/data-translation-pipeline

This repository contains a set of Python scripts that allow you to convert CSV (Comma-Separated Values) files to different formats such as HTML, JSON, and XML.

Primary LanguagePythonMIT LicenseMIT

Data Translation Pipeline

License

This repository contains a set of Python scripts that allow you to convert CSV (Comma-Separated Values) files to different formats such as HTML, JSON, and XML. These scripts provide a convenient way to transform your data and facilitate interoperability with other systems. Whether you need to present your data in a web-friendly format, exchange it with JSON-based APIs, or work with XML-based systems, these tools have got you covered.

Scripts

  1. mycsv.py : This module provides utility functions used by other scripts. It includes functions to read data from a file or standard input and to parse CSV data into headers and data.
  2. csv2html.py : This script converts a CSV file to an HTML table. It uses the mycsv module to read the CSV file and generate the HTML code for the table.
  3. csv2json.py : This script converts a CSV file to a JSON object. It reads the CSV file using the mycsv module, and then constructs a JSON object with headers and data.
  4. csv2xml.py : This script converts a CSV file to an XML file. It utilizes the mycsv module to read the CSV file and generates an XML file with headers and data.
  5. json2csv.py : This script converts a JSON object to a CSV file. It uses the mycsv module and the json module to parse the JSON object and generate a CSV file with headers and data.
  6. xml2csv.py : This script converts an XML file to a CSV file. It utilizes the mycsv module and the untangle library to parse the XML file and generate a CSV file with headers and data.

Usage

To use these conversion tools, follow these steps:

  1. Make sure you have Python installed on your system (version 3 or above).
  2. Clone this repository to your local machine using the following command:
$ git clone https://github.com/wangyuhsin/data-translation-pipeline.git
  1. Navigate to the cloned repository's directory:
$ cd data-translation-pipeline
  1. Place your CSV file in the same directory or provide the path to the file as a command-line argument when running the scripts.
  2. Run the desired script by executing the following command:
$ python [script_name.py] [path_to_file]

Replace script_name.py with the name of the script you want to use (csv2html.py, csv2json.py, csv2xml.py, json2csv.py, or xml2csv.py).

For example:

$ python xml2csv.py data.xml | python csv2json.py > data.json
  1. The output will be displayed in the console or saved to a file, depending on the script.

Dependencies

The following dependencies are required to run these scripts:

  • Python (version 3 or above)
  • untangle library (for xml2csv.py)
  • mycsv module (provided in the repository)

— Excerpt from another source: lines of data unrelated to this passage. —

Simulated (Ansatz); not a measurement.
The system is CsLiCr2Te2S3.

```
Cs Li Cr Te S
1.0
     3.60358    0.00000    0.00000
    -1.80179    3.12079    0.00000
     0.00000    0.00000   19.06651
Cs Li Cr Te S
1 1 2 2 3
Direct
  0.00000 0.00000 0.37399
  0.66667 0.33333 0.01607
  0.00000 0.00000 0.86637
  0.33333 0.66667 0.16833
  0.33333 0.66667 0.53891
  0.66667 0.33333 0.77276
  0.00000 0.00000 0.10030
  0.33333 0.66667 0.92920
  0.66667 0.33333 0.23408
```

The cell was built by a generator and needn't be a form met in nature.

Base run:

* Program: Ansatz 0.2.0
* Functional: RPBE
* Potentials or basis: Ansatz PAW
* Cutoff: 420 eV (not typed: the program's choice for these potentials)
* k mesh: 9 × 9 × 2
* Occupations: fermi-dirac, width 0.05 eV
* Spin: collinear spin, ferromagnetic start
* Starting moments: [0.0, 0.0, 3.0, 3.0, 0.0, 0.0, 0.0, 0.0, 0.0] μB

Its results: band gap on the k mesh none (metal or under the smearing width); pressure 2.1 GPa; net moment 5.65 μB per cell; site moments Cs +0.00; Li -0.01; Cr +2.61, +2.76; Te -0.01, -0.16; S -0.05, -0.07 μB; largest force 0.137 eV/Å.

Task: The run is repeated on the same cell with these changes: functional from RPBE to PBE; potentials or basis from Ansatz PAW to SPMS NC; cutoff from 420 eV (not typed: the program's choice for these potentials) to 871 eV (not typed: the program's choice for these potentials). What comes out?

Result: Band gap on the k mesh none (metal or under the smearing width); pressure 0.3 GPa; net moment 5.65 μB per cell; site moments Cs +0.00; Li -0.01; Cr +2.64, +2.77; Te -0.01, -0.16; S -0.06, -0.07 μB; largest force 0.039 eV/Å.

You can install the untangle library using the following command:

$ pip install untangle

License

This repository is licensed under the MIT License. You are free to use, modify, and distribute the code for both commercial and non-commercial purposes. See the LICENSE file for more details.

Acknowledgments

The mycsv module used in these scripts is adapted from the MSDS 692 course materials provided by the University of San Francisco (USFCA-MSDS). Special thanks to the course instructors for the inspiration.